A couple of days ago I had a sudden panic when all of a sudden my Virtual Machines began to shut down. You can only imagine how bad this can be when a fully redundant system, simply fails. As I began looking into the issue, I start to receive errors that some of my LUN’s on my brand new EVA had reached capacity.
Baffled as you can imagine I began to look at my usage in VMware and found that I still had approx 180 Gig available. When I opened up the datastore I noticed that my VM’s had a massive amount of snapshots that have piled up in the directories.
We use a utility called Backup Exec from Symantec to provide a backup utility for our entire production environment. One of the plugins for Backup Exec allows you to make backups of your VMDK’s. When BE makes backups of these files it makes a call to VMware and creates a snapshot of the VM at that moment. If for whatever reason the backup job fails, the snapshot is not deleted and it becomes the current working version of the VM. After several failed jobs this began to pile up for the VM’s and the LUN ran out of room.
Well as you remember I told you that when I looked at the LUN I had 180 Gig available. Well unknown to me that coupled with the fact that my LUN had run out of space but now VMware was not reporting my usage correctly. What this caused was a failure of the alarms triggering to tell me that my LUN utilization was getting high.

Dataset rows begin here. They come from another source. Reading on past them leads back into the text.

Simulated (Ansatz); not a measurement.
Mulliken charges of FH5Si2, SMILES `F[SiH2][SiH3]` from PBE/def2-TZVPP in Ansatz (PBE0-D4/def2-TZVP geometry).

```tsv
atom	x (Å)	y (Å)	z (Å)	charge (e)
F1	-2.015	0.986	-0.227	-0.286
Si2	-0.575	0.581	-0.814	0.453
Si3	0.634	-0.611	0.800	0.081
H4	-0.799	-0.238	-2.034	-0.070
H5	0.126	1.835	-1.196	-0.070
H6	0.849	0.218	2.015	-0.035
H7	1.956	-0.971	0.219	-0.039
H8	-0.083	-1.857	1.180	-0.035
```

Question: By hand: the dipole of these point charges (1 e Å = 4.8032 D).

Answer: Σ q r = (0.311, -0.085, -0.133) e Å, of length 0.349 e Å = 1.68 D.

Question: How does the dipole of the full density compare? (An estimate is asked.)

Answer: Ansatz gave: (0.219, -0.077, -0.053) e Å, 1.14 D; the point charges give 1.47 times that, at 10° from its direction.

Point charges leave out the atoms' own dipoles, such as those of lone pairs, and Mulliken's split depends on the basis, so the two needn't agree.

After calling VMware to assist me with getting my environment back online and clear out all my snapshots, I found the issue with the alarms not triggering. The recommendation was to edit your datastore alerts and make a change to it in some way so that when you click ok, VCenter server will reset the trigger and start to poll the actual datastore size at that moment.
After all is said and done I have learned and am now passing on to all of you. Always check your backups and make sure that there is no snapshots left behind that were not cleaned up. I have also learned to double check my usage stats and look more closely at VSphere client for anomalies.